After last season, during which he endured a strained hamstring
and a trip to the Japanese minors, Perez was confronted by some
fuzzy math from the Hiroshima owners and asked to take a pay
cut. Instead, he signed a minor league contract with Minaya and
the Mets. Perez, who speaks Spanish and Japanese but little
English, began this season with Class A St. Lucie but was
upgraded to Triple A Norfolk after eight games. He was summoned
to New York in late August. "This is my dream," he said in
Spanish on Sunday night, during a champagne shower in the Mets'
Shea Stadium clubhouse. "I always wanted to play in America...in
New York, but you don't always get what you want."
Not true, young Timo. Not true. With the Mets, anything is
possible. How else to explain Jones, an injury-prone enigma who
missed most of last season with a right shoulder sprain and spent
parts of April, May and June rediscovering himself in Triple A,
cruising through the potent San Francisco lineup with an 85-mph
fastball and a helium curve? How else to explain New York's
major-league-leading 45 come-from-behind wins this season? The
Mets have played 54 postseason games in their history, and nine
have been decided in the last at bat, 13 in extra innings. Maybe
that's why, after Agbayani's 13th-inning solo blast off
lefthander Aaron Fultz fell into the leftfield bleachers on
Saturday night, the New York players jumped and leaped and yelled
and laughed--but displayed no shock. Now, the Mets know that as a
team with three lefthanded starters (Leiter, Mike Hampton and
Glendon Rusch) and a deep bullpen, they match up well against the
leftist lineup of the St. Louis Cardinals.

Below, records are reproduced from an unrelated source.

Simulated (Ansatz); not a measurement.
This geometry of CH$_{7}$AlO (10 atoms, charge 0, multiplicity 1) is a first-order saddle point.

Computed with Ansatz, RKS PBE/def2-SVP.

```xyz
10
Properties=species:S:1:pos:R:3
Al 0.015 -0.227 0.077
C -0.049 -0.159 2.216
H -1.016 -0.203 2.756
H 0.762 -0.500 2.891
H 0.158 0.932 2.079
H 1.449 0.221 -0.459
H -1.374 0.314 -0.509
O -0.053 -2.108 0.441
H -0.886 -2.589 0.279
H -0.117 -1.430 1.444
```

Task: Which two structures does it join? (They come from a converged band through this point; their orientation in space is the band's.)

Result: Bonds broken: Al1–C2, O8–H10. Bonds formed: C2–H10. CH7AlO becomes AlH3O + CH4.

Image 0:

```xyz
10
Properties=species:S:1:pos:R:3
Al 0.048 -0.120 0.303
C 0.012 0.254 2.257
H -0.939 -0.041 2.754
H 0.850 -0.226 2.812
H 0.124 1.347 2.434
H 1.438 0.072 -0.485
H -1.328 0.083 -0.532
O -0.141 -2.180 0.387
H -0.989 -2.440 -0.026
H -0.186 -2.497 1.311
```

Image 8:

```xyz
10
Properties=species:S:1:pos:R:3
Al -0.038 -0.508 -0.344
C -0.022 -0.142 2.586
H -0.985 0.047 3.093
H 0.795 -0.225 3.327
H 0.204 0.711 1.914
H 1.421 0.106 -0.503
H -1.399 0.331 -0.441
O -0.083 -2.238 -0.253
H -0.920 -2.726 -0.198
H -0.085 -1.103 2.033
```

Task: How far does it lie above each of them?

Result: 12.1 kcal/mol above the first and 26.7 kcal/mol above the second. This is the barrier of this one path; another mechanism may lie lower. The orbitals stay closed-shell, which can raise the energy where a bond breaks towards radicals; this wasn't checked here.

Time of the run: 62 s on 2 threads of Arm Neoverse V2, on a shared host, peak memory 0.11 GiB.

"When I was with the Rangers and we'd play the Yankees, we'd fall
behind and there was always a sense of, 'Here we go again,'" said
Zeile. "We wouldn't give up, but things would get very negative.
Here, that never, ever happens. We can be down 10 in the bottom
of the ninth or down one, and we always think we're going to win.
We're made up of winners."
Or, as Dick Cheney might say, the Mets are on a roll--big time.
THE SCOUT'S VIEW
Timo Perez RF
.286. 1 HR, 3 RBIs
Recent call-up. A presence at top of lineup. Go after him with
first-pitch fastballs then let swing dictate what to do.
Edgardo Alfonzo 2B
.324, 25 HRs, 94 RBIs
Good plate coverage and strike zone command. Unafraid to hit deep
in count. Only way to get him out is to move ball up and down, in
Mike Piazza C
.324, 38 HRs, 113 RBIs
If he's hot, forget it. Loves ball down. If he gets arms
extended, look out. Can hit it out to any part of park. Tends to
chase balls above his hands.
Robin Ventura 3B
.232, 24 HRs, 84 RBIs
Didn't have great year, but if comes down to one at bat, can
deliver. Likes ball on outer part of plate.
Benny Agbayani LF
.289, 15 HRs, 60 RBIs
Doesn't hit outside pitch well but can juice fastball. Tends to
swing at balls above hands. Going good, he'll take a walk; going
bad, he'll get himself out.
Jay Payton CF
.291, 17 HRs, 62 RBIs
Battler at plate. Turns on inside ball well; handles pitches away
well. Runs fast enough to be at the top of the lineup.
Todd Zeile 1B
.268, 22 HRs, 79 RBIs
Good short swing. Gets to inside ball and has power to all
fields. Don't let guard down on him. Adequate at first.
Mike Bordick SS
.285, 20 HRs, 80 RBIs
Contact hitter; can hit and run and bunt. Can strike him out.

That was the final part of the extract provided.